Brazil's burning ban takes effect as Amazon fires rage
A 60-day ban on burning in Brazil took effect Thursday after a global outcry over fires raging in the Amazon and data showing hundreds of new blazes in the rainforest.
The decree issued by President Jair Bolsonaro comes after escalating international pressure over the worst fires in the Amazon in years, which have ignited a diplomatic spat between Brazil and Europe.
But activists quickly doused hopes that the ban would work.
"The people who burn without a license are not going to obey," said Rodrigo Junqueira of the Socio-Environmental Institute.
Thousands of troops and firefighters have been deployed since the weekend to combat the fires, along with two C-130 Hercules and other aircraft that are dumping water over affected areas in the country's north.
Police on Thursday arrested three people for burning more than 5,000 hectares (12,350 acres) in a conservation area in Para state.
More than 1,600 new fires were ignited between Tuesday and Wednesday, taking this year's total to almost 85,000—the highest number since 2010, official data shows. Around half of them are in the vast Amazon basin.
Bolsonaro however claimed in a live broadcast on Facebook that "this year's fires are below the average of recent years."
UN chief Antonio Guterres on Thursday mooted a meeting of key countries to drum up support to tackle the fires that have also devastated swaths of Bolivia.
"We are strongly appealing for the mobilization of resources and we have been in contact with countries to see whether, during the high-level session of the General Assembly, there could be a meeting devoted to the mobilization of support to the Amazon," Guterres told reporters.
Brazil's foreign ministry said it was not aware of the proposal.
It urged "foreign authorities" to learn more about the country's environmental policies, the situation in the Amazon and measures taken to combat the fires "before proposing new initiatives."
Ban 'not useful'
International offers of help for combating the fires is a hot-button issue in Brazil, with Bolsonaro and others insisting on the country's sovereign rights over the Amazon.
Bolsonaro on Wednesday accused France and Germany of "buying" Brazil's sovereignty after the G7 offered $20 million in Amazon fire aid.
Vice President Hamilton Mourao—widely considered a moderate voice in Bolsonaro's government—also weighed in publicly for the first time on Wednesday, insisting in an opinion piece that "our Amazon will continue to be Brazilian."
The governors of several states in the Amazon told Bolsonaro in a meeting on Tuesday that international help was needed.
Their plea came after Norway and Germany halted around $70 million in Amazon protection subsidies earlier this month.

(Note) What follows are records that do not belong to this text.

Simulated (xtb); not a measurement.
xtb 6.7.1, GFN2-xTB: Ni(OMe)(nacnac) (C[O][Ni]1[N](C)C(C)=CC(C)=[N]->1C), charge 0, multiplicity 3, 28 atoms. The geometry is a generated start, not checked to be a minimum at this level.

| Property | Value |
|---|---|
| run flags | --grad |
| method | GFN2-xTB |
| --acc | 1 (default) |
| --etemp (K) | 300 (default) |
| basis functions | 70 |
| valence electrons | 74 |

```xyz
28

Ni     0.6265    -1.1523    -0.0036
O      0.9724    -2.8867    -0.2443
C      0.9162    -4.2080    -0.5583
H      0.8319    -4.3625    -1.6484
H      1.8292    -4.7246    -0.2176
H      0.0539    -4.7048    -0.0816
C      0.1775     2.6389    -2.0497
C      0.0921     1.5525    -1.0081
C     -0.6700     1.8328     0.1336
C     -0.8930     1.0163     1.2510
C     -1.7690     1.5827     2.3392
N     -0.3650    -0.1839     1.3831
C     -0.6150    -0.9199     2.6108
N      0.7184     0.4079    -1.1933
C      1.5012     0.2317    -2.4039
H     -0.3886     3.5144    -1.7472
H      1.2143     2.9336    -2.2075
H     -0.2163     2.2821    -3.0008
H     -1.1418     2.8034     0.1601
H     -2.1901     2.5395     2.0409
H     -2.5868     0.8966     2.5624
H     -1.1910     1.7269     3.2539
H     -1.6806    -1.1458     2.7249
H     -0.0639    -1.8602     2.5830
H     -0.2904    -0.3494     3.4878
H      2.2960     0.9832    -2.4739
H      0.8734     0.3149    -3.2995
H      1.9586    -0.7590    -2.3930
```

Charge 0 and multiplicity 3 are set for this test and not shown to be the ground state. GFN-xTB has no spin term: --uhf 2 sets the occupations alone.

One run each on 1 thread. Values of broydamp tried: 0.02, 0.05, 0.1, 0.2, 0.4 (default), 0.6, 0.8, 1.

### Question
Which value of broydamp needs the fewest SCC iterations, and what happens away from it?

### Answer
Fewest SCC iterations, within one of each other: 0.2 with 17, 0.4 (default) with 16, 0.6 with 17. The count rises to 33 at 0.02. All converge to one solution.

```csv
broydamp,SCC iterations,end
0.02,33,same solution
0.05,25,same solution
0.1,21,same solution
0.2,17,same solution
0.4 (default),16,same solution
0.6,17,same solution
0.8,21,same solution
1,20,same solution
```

The United States is ready to help Brazil fight forest fires in the Amazon, President Donald Trump said Wednesday, criticizing the G7 for failing to consult Bolsonaro over its initiative.
A water-bombing plane financed by G7 money has taken off from Paraguay to help fight fires in the Amazon, in coordination with Chile, the French president said Thursday.
Bolsonaro also renewed a demand Wednesday that French leader Emmanuel Macron withdraw "insults" against him, fueling a war of words between the two men that threatens to torpedo a huge trade deal between the European Union and South American countries, including Brazil.
In the escalating row, Macron has accused Bolsonaro of lying to him about Brazil's climate change stance, while Bolsonaro has slammed Macron as having a colonialist mentality.
"I think Bolsonaro is causing enormous harm to the Brazilian people, a little out of evil and a little out of ignorance," former president Luiz Inacio Lula da Silva told the BBC from jail where he is serving almost nine years for corruption.
Even as Bolsonaro's decree was published, there were already doubts over how Brazil would enforce the two-month ban on burning in the remote region where deforestation has surged this year as agencies tasked with monitoring illegal activities were weakened.
"It will not be useful," a skeptical fruit shop owner in Porto Velho, the capital of the northwestern state of Rondonia, told AFP.
"There's insufficient supervision."
Environmental group WWF said Brazil already had laws and tools to detect illegal deforestation and burning, but it lacked enforcement.
"The certainty of impunity is the great spark that starts the fires," WWF said.
Experts say increased land clearing during the months-long dry season to make way for crops or grazing has aggravated the recurring problem of fires.
The defense ministry says the fires are under control and that the number of blazes is falling, helped by recent rain in the affected areas.